This article was written in 2017. It might or it might not be outdated. And it could be that the layout breaks. If that’s the case please let me know.
Theoretically the web is in itself accessible for people with disabilities. The theory is wonderful. Yet in practice we’re not there yet.
“Web design is done!”
Yuri, a brilliant fellow student of mine gave a fantastic presentation in which he explained why he’s done with web design. In the beginning nobody knew what to do, so there was much room for experiment. But as the web grew older we found patterns that work, and we published books about them. Today the web is like a bicycle. Bikes have reached their final form. There are city bikes and race bikes. They differ slightly. All innovation, if any, is in the details.

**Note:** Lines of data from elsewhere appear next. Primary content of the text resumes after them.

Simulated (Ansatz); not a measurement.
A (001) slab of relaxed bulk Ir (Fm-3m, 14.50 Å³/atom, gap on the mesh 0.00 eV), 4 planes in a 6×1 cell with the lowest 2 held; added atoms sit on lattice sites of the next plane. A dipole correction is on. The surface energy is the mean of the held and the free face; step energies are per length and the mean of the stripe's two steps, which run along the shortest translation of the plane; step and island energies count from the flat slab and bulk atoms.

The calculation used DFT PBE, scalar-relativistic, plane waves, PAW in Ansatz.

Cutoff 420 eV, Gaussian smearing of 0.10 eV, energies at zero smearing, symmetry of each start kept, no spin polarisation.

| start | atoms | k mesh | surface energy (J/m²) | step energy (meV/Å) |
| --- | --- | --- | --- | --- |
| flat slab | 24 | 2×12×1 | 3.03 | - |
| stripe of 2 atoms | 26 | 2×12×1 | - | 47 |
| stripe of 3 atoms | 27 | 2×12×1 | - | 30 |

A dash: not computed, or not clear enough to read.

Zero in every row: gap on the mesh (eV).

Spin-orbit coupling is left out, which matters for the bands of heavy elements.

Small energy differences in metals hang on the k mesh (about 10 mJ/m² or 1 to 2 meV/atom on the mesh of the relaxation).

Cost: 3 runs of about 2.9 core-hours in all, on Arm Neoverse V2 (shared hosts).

According to Yuri, and others, we’re at the same point in web design. They move on to new technologies where that pioneering mindset is more obviously needed.
This pyramid with Aarron Walter’s hierarchy of user needs supports Yuri’s idea. We’re good at making valuable applications, that don’t just work, they’re also reliable, they’re usable and sometimes they’re even pleasurable. We’re so good at designing web interfaces, we can make them delightful. You could conclude that indeed we’ve reached peak GUI.
What about blind people?
Last summer I invited Léonie Watson to come and do a talk and an extensive Q&A at our university. Léonie is a blind web developer from the UK. The question we talked about that afternoon was
what does Delightful UX mean for someone who is blind? Of course I hoped to get a few pleasurable examples, but I found the conclusions rather depressing: For blind people we haven’t even mastered the lowest bar of Aarron Walter’s pyramid.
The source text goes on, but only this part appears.